‘Awful’ Savile allegations: BBC apologises and pledges inquiry
But Director General George Entwistle says police must complete criminal investigation first
THE BBC's new director-general has apologised to the many women who claim they were sexually abused as girls by the late Sir Jimmy Savile. He has also promised a full internal inquiry once the police investigation is finished.
George Entwistle told BBC Radio 4's Today programme that he wants "a comprehensive examination of what went on". But only the police can collect forensic evidence and compel former employees to answer questions, so the Metropolitan Police inquiry must take precedence. "It is vital we do nothing that would compromise a criminal examination of events," he said.
The Savile allegations are seen as the first big test of the new DG, who has been in position less than a month. He has been under increasing pressure to launch an internal inquiry, reports The Guardian, with than 40 women and one man reportedly coming forward to accuse the TV and radio star of abusing them. Others have spoken out about a broader BBC culture of harassment in the 1980s.
Prime Minister David Cameron yesterday described the Savile claims as "truly shocking" and said they needed to be “properly investigated” by the corporation.
This morning Entwistle apologised on behalf of the BBC to the women who claim they were abused. They had, he said, gone through something “awful”. He promised to ensure "any outstanding questions are answered properly".

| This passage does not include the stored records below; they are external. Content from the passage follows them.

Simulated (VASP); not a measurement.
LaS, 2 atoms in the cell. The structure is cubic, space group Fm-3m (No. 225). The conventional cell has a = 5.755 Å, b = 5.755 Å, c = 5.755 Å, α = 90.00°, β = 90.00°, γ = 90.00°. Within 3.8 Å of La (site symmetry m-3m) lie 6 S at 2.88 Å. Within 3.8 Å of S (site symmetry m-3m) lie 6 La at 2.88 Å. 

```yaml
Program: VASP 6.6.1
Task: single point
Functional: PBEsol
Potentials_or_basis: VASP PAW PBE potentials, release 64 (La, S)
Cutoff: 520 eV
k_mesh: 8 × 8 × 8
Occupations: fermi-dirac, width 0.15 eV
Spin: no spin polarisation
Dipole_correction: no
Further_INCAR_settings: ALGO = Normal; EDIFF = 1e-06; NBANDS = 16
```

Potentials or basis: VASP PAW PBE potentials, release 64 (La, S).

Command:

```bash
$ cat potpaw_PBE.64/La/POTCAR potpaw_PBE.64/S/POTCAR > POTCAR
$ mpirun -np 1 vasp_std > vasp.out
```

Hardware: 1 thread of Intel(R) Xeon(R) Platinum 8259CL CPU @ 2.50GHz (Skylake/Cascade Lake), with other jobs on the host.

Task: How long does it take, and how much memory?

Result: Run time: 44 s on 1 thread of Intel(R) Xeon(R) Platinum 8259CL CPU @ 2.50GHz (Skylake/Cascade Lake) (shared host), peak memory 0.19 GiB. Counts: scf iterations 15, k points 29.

The corporation would look particularly at "the broad question of what was going on and whether anybody around Jimmy Savile knew what was going on", Entwhistle said. There was, he stressed, an "enormous obligation" on staff members who had evidence of Savile's abuse of children to come forward.
However, he sought to make clear that BBC of today has a child protection policy which would "absolutely stop" access for people in Savile's position to under-18s on BBC premises. It was “very important”, he said, that people realise the BBC is managed quite differently today.